So I live my life in a perpetual 3-column to-do list of "must do's", "should do's" and "want to do's," and if the only way for me to get something done is to get it in the "must do" list, then there are a lot of things that I should do or want to do that apparently will never get done. This is because I'm always trying to put out the immediate fires in the "must do" list. Which brings me to wheelbarrows.

Wheelbarrows are those things in life that by accomplishing them, you make other events or tasks in your life faster, easier or better. For example, every time I need a spice from the cupboard in my kitchen, I have to search amongst an array of disorganized little bottles and tin cans and it takes me forever to find the one I need (unless I determine that I don't have it, in which case I purchase it only to later discover that I did have it and now I have two). So irritating! The wheelbarrow in this example would be organizing my spice cupboard. If I spent an hour (or in my case, two or three) organizing my cupboard so that I can find whatever spice I need, I will save myself tenfold in the days, weeks, months to come, because I won't have to spend all that time searching, nor will I have to experience the frustration of not being able to find what I need or of purchasing an unneeded duplicate. So spending your time on your wheelbarrows is a good thing.

When it comes to recovery, I need to: (a) find my wheelbarrows and (b) figure out how to accomplish those wheelbarrows.

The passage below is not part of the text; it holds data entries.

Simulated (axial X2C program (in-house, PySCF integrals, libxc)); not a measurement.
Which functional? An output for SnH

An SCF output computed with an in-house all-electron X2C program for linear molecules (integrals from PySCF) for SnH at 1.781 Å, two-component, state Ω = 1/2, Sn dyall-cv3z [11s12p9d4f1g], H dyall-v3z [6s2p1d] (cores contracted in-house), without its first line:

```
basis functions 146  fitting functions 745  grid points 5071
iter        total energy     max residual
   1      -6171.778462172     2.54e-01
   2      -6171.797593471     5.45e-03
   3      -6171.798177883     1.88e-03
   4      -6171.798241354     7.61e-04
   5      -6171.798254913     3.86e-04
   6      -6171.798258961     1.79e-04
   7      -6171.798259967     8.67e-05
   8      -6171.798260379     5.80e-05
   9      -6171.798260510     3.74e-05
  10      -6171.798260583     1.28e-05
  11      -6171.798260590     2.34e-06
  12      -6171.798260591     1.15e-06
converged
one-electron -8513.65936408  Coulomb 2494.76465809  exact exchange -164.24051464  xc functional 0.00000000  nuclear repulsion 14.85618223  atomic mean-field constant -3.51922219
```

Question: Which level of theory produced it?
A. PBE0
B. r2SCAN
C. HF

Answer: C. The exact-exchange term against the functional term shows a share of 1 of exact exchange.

(a) The Wheelbarrows. I think the wheelbarrows of recovery are those little daily things we put in place that essentially create our safety net for when things get bad. It's almost the reverse of how I usually think of a wheelbarrow! I usually think of a wheelbarrow as a big project to do now that makes smaller projects in the future even smaller. But in recovery, I think the wheelbarrows are the little things I do now that make the big things in the future not-so-big. Perhaps I'm thinking about the typical wheelbarrow incorrectly - maybe the typical wheelbarrow is actually something relatively small now (seemingly big only because of the frustration I feel when confronted with the problems I experience because I haven't done the wheelbarrow yet) that makes the allegedly big thing in the future (also seemingly big only because of the frustration I feel when confronted with the problems I experience because I haven't done the wheelbarrow yet) seem not-so-big in the future. Yeah, let's go with that. So the wheelbarrows of recovery are the little daily things that I can do to ensure that I'm working the steps, living my life in accordance with the principles of the program, and keeping in contact with other people so that should I run into difficulties, I don't have to simultaneously deal with whatever difficulty has cropped up, as well as the anxiety and problems that come with trying to access some support system that I purport to have in place but have never actually figured out how to use.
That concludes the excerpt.